Re: Saving three 16 bit RGB values in 32 bits::

Roger Hamlett wrote:
"Wenny Macura" <wmacu@xxxxxxxxx> wrote in message news:gBaUe.166628$wr.79983@xxxxxxxxxxx

I have been fiddling with large 16 bit images for a while.
and have been trying to save the image allocation space on the disk.

The following algorithm is the result of the struggle :-)
Any comments ??

Provided you are prepared to accept the loss of accuracy involved, then of course you can do a conversion like this. However the loss is _severe_... You are wasting some of the numeric range available, by multiplying by 100000. 65536, gives the tightest packing.
But the key is that you will lose data, and with the formula shown, most of this will be from the blue, when large values are held in the red. The total number of possible values that can exist for the RGB triplet, is not the 'sum' of the numbers, but the _product_.
Take the example, of a value of 2 in the blue, with a value of 65535 in the red, with an intermediate value (say 32767) in the green. You formula gives:
65535*100000+32767+2/100000 = 6553532767.00002
Now a 23bit mantissa allows 2^23 possible values. 0 to 8388607. Just under 7 digits containing data (This is why the accuracy of single precision numbers like this is normally referred to at 6 3/4 digits). The exponent scales the incoming number to make best use of these digits, normally by finding the first '1' starting from the front of the number, and then not storing this, but storing the 23 subsequent bits (to effectively give 24 bits held). This improved the accuracy to just over 7 digits.
Now for the example given, the normal 32bit FP format, will be stored (in hex) as 4FC34F7D. This converts back to a decimal value of 6553532900.00000. Converting this back to RGB, gives the correct 'R' value (65535), a green value of 32900, but complete loss of the blue data. A change of one bit in the 'blue' in the format given, would change between 6553532767.00000 and 6553532767.00001. A change of one and a half parts in 10^15. This would require a 47bit mantissa to reproduce accurately...


Saving three 16 bit RGB values in 32 bits:

The floating point mantissa is defined as 23 bit number.
To sum of three 16 bit numbers  requires at most 18 bits.

Since the image RGB values are independent of each other
and the individual color component values are in the range of 0 to 65535,
they can be stored as a single 32 bit floating point number.

This in turn will result in 33% decrement in storage allocation.
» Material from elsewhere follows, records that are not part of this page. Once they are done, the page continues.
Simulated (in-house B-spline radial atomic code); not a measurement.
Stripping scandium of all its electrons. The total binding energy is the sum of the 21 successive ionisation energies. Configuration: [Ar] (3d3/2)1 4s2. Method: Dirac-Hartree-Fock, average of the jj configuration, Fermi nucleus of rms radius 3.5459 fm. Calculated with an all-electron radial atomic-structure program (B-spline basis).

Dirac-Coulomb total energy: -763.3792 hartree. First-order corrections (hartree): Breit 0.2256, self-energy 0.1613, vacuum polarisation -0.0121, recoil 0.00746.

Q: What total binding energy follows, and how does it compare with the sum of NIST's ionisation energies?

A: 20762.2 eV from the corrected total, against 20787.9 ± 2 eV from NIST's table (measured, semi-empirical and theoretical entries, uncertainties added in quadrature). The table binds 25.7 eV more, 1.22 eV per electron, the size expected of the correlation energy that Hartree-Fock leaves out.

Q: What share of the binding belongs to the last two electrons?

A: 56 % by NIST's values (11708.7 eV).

The RGB to double algorithm:

Fno = R * 100000.0 + G + B /100000.0

double to RGB

R = (int) Fno/100000.0;
G = (int) ( Fno - R * 100000.0 )
B = (int) (round up) ( ( Fno - R * 100000.0  - G ) * 100000.0 ) )

//CODE BEGIN:

// * Copyright (c) 2000-2005
// * Wenny Macura, Mac-Eng  All rights reserved.
/*
* double Utility::RGB_ToDBL( int R, int G, int B)
*
* used to convert three 16 bit RGB values ( 48 bits )
* to one double ( 32 bits ) value.
* this results in saving 2 bytes per pixel or 33% of the image data
* write the image as CMYK
* NOTE:
* the R,G,B values must be less then 100000.
*/
#define M_CONST 100000.0

double Utility::RGB_ToDBL( int R, int G, int B)
{
static double result;
result = R * M_CONST;
result += G ;
result += B /M_CONST;
return result;
}

/*
* int *Utility::DBL_ToRGB( double Value)
*
* used to convert double representing RGB values
* to integer RGB values
* the return values are:
* RetVal[0] ~ R
* RetVal[1] ~ G
* RetVal[0] ~ B
*/

int *Utility::DBL_ToRGB( double Value)
{
static int Color[4];
static  double  Tol = 0.5/M_CONST;
   double mTmp;
int i_val;
i_val = (int) ( Value/M_CONST );
Color[0] = i_val;
mTmp = Value - (double) i_val * M_CONST;
i_val = (int) mTmp;
Color[1] = i_val;
mTmp -= i_val;
Color[2] = (int ) ( (Tol + mTmp) * M_CONST);
return Color;
}
//CODE END:

Wenny Macura
wmacu@xxxxxxxxx

Hint. What you post here _will_ work, but you are using a _double_ to store the numbers. A 'double' requires 8 bytes to hold (64bits, not 32), giving the larger mantissa required, but resulting in more storage space, not less...

Best Wishes 


Same to you:
Thanks, " Mea culpa, Mea culpa mea maxima culpa" Test befor you  post !!!
Converted to R(11) G(11) B(10) and all is fine.
Thanks.
Wenny
.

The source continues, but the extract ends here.